Sunday, 29 April 2007

Etosha - it's all about the animals

We were really excited about going to Etosha - it was one of the places we had actually got round to researching before we came away, courtesy of some great picture books from the Wellington Public Library. We had very high expectations, and booked in for five days/four nights.
Arriving at our first campground, Namutoni - at the eastern end of the park- after traveling all night we decided a shower break was in order and it wasn't till after 3pm that we set off in search of animals. Etosha has a large number of waterholes, and the idea is that you go to these, park up and wait. So we did. And were rewarded with big herds of zebra, springbok, wildebeest and quite a few giraffe all coming down to drink. It's really a beautiful sight to see these animals in such numbers.
As has become our habit on this trip, we were up the next morning at the crack of dawn with hot coffee in our Bush Buddies (really cool camping cups we bought in Swakopmund) and our muesli stashed in the back seat to be consumed later. Our big sighting this day was two lions - a male and a female - both hiding in the long grass, not far from a group of springbok. Then a couple of warthog wandered into their path and for a while things got really interesting. The lions were down on their haunches, and the warthogs just kept on coming. Then they realised the error of their ways. When a warthog wants to, it can move quickly, and these two scarpered. When they get scared, their tails stick up and the little tufts on the end remind me of the flags that tour guides wave outside European cathedrals. They are a real advertisement of where they are, so we (and our lion friends) could watch their progress. However, the lions soon lost interest - I think essentially they are pretty lazy - and focussed again on the springbok. It was great to watch all this happening in front of us and while we never actually saw anything kill or eat anything else, I am now less queasy about it. There really are thousands of springbok, and I'm sure the loss of a few of them to keep the lions going is no big deal.
The next couple of nights we spent at a campground in the middle of the park, called Halali. The Namibian Wildlife Resort people, who run the park, are renovating the sites, and Halali is looking very spiffy indeed. The loos are fantastic, really huge, with lovely new tiles (as opposed to the usual old concrete), and fittings. Luckily there is also a large roofed dining area for campers here as we got some rain as we were about to cook dinner. So far the weather has been perfect for camping, warm without wind, quite a novelty for Wellingtonians. The rain didn't last too long however, and we got to have our post-dinner drink without getting wet.
We had heard that most of the animals were moving to the east and north of the park, and the next day seemed to bear this out. We didn't see anything like the numbers of animals we'd seen over on the eastern side, but did see our first herd of elephants. There were around 8-10 of them, no babies unfortunately, but all busy wandering around chomping trees and doing elephant stuff. It's amazing how much time you can spend watching something like this - goes much faster than a TV doco!

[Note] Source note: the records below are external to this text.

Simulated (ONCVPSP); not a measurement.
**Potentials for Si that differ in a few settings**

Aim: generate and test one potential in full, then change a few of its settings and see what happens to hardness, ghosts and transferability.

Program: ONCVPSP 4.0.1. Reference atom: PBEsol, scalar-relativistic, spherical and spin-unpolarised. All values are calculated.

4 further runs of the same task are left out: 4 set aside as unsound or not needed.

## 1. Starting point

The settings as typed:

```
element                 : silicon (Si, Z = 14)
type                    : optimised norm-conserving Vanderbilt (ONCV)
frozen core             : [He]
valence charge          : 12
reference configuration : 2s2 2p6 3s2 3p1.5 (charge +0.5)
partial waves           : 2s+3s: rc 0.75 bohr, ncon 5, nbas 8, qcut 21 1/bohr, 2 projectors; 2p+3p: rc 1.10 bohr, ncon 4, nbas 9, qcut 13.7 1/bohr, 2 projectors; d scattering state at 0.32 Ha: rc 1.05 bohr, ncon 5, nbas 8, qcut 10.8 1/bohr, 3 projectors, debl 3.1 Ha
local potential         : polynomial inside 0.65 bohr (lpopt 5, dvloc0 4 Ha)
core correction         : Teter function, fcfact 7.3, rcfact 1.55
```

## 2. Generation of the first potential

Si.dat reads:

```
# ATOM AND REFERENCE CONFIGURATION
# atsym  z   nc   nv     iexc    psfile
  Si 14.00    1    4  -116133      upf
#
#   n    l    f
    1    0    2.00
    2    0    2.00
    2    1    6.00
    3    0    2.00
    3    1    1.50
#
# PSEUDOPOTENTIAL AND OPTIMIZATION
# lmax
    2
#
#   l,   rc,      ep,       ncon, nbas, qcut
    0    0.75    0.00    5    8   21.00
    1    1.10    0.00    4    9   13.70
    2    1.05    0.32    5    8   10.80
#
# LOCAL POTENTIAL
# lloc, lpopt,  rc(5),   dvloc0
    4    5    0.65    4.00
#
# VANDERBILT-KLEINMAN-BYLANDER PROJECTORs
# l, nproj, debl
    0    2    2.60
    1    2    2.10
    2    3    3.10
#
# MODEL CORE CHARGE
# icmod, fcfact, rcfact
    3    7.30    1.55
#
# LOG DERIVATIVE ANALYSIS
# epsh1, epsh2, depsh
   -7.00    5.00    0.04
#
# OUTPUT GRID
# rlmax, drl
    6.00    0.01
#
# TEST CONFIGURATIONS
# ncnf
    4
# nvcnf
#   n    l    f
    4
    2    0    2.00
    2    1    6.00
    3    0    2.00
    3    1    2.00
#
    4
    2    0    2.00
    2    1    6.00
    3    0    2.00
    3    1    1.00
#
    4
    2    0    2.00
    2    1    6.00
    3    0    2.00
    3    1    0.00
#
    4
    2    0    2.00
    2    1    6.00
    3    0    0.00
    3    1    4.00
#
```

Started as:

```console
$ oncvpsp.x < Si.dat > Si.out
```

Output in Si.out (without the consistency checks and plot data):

A lioness going about her business, crossing the road en route to some shade.
We got the chance to play good samaritans this afternoon, firstly helping out after a 4wd had rolled. The roads, while all gravel, are really pretty good, but the professional outfits really drive too fast, and this one had just lost it in the gravel and rolled, ending up back on its wheels. There were five passengers on board, with a variety of injuries, thankfully nothing more than nasty cuts and I think a broken collarbone or arm. Help was on its way, so we spent half an hour or so searching for people's possessions that had scattered, specially spectacles. Max found a pair, which turned out to be from a previous accident on the same gentle bend. Maybe there's a lesson there?
Our second helping hand was for a couple of women travelling in a campervan - which had a flat tyre. Max is good at this stuff, and sorted it out in about 20 minutes, once all the right bits for the jack were found. And, we ended up having a couple of nightcaps with them later in the evening - the campervans all have fridges, so the wine/beer was cold, a bit of a luxury coming from the car version, where our red wine is almost at boiling temperature some evenings.
More lions the next day, and more herds of animals as we made our way back to Namutoni for one final night. Our last morning in the park was fantastic - we had a close (possibly too close) encounter with three male lions. They weren't in a hunting mood, they were just strolling over to the trees to find some shade for the day - but hung out at a waterhole just to rattle the zebra and wildebeest.
The game animals I'm sure can tell when the lions are serious, as they were watchful and wary, but didn't run away or look too anxious at all. And, I guess, when it comes down to it, it's a numbers game. If there are 100 zebra and three lion, only one animal is going to go, if at all. Chances are it won't be you, so don't panic. And they weren't. We have got some great pics of the lions with relatively unconcerned zebra all around them. It's not quite how I'd imagined the kings of the jungle would be treated by animals that were potentially their dinner.
It was a great few days, and I now have a new found respect for the patience of the wildlife photographer/observer.